“The Prom” is for everyone

For one week only, April 19-24, 2022, you have the opportunity to attend The Prom at the Cadillac Palace Theater. Don’t worry if you think that you aren’t going to fit it, or someone isn’t going to like you, because The Prom is for Everyone.

Set in the fictional small conservative town of Edgewater, Indiana, The Prom, directed and choreographed by Casey Nicholaw, takes us on a journey through self-realization. From Emma (Kaden Kearney), the high school student who simply wants to take her girlfriend to her prom, to the Broadway stars who swoop in to try to do something good to prove they are not narcissists, this musical comedy will make you laugh, cry and think.

On Broadway, stars Dee Dee Allen (Courtney Balan) and Barry Glickman (Patrick Wetzel) discover that their new musical, Eleanor Roosevelt the Musical, is a total flop and will be closed immediately. Their agent Sheldon Saperstein (Shavey Brown) breaks the news to them and they are consoled by their friends Angie (Emily Borromeo), a chorus girl for Chicago, and Trent Oliver (Bud Weaver), Juilliard graduate. In a comical display of selfish narcissism, the group decide they need to try to create some positive press by doing a good deed. By chance, they come across Emma’s story and make it their cause.

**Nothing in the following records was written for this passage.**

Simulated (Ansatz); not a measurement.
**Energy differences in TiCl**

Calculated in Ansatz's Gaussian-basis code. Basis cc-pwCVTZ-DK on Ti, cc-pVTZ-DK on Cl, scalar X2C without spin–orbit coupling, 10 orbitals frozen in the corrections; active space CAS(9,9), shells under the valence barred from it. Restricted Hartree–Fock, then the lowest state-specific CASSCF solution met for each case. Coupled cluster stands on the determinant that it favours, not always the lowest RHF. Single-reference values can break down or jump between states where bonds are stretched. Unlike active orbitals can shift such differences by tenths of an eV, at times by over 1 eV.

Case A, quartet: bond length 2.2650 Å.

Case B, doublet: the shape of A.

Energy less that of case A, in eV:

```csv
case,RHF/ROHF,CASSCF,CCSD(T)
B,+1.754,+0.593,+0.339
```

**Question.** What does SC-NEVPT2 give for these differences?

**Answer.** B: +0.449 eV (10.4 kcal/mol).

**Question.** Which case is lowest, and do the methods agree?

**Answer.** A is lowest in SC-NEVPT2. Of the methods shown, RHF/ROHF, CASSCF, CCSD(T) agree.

This group of actors work so well together. Their comedic timing is on point, and voices blend perfectly. The roles they playing are meta—they are Broadway actors playing Broadway actors in a production for Broadway in Chicago—and they absolutely crush it without overpowering or upstaging each other. The best part is they absolutely love playing these characters and it shows in their performance.

We meet Emma in the hallway at school when she sings “Just Breathe” in which she reminds herself that this sort of cruelty doesn’t come from everyone as her classmates make jokes and tell her that she is hated multiple times. Emma is a sweet, loveable, awkward teen who simply wants to be allowed to go to the prom with her girlfriend. Kaden captures this perfectly from the way she stands to her gestures to express embarrassment and nervousness. The principal of her high school, Mr. Hawkins (Sinclair Mitchell) is on her side, standing up to the head of the PTA, Mrs. Greene (Ashanti J’Aria) and pushing for an inclusive prom. The conversative PTA takes the stance that, if there is one gay couple at the prom, then <gasp!> it is a gay prom. 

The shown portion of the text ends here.